The Mystery of the Penitentes

Penitentes at services at Morada, three miles north of New Mexico border, San Antonio, Colorado, 1983. Photograph by Michael Heller. Courtesy The Santa Fe New Mexican Collection, Palace of the Governors Photo Archives (NMHM/DCA), HP.2014.14.1131.
BY CHARLIE M. CARRILLO & FELIPE R. MIRABAL

The mystery of the Hermanos or Penitentes that belong to the Cofradía de Nuestro Padre Jesús Nazareno has baffled and fascinated scholars, journalists, Protestant missionaries, and the local Catholic clergy for decades. The story of the Hermanos Penitentes begins in the Santa Cruz Valley in Northern New Mexico at the beginning of the nineteenth century. 

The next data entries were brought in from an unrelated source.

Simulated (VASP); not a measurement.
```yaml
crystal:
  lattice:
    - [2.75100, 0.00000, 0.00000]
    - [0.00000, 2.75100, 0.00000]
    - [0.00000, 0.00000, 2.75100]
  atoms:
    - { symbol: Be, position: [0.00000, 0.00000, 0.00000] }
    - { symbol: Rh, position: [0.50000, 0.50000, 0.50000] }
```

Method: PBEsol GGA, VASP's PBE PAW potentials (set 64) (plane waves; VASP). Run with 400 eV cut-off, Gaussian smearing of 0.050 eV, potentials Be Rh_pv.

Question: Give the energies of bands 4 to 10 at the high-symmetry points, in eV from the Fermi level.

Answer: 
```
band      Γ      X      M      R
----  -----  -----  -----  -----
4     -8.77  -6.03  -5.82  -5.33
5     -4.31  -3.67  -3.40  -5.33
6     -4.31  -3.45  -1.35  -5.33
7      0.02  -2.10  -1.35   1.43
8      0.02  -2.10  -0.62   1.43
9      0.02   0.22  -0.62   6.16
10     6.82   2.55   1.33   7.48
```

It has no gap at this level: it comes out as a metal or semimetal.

The compelling tale of this medieval-like lay organization was first penned by the American merchant traveler Josiah Gregg in 1831. On Good Friday, Gregg witnessed a shocking public Penitente procession and folk tableau that involved flagellation on the plaza in Tomé. He later published his scandalous account in Commerce of the Prairies, his book about travelling the Santa Fe Trail.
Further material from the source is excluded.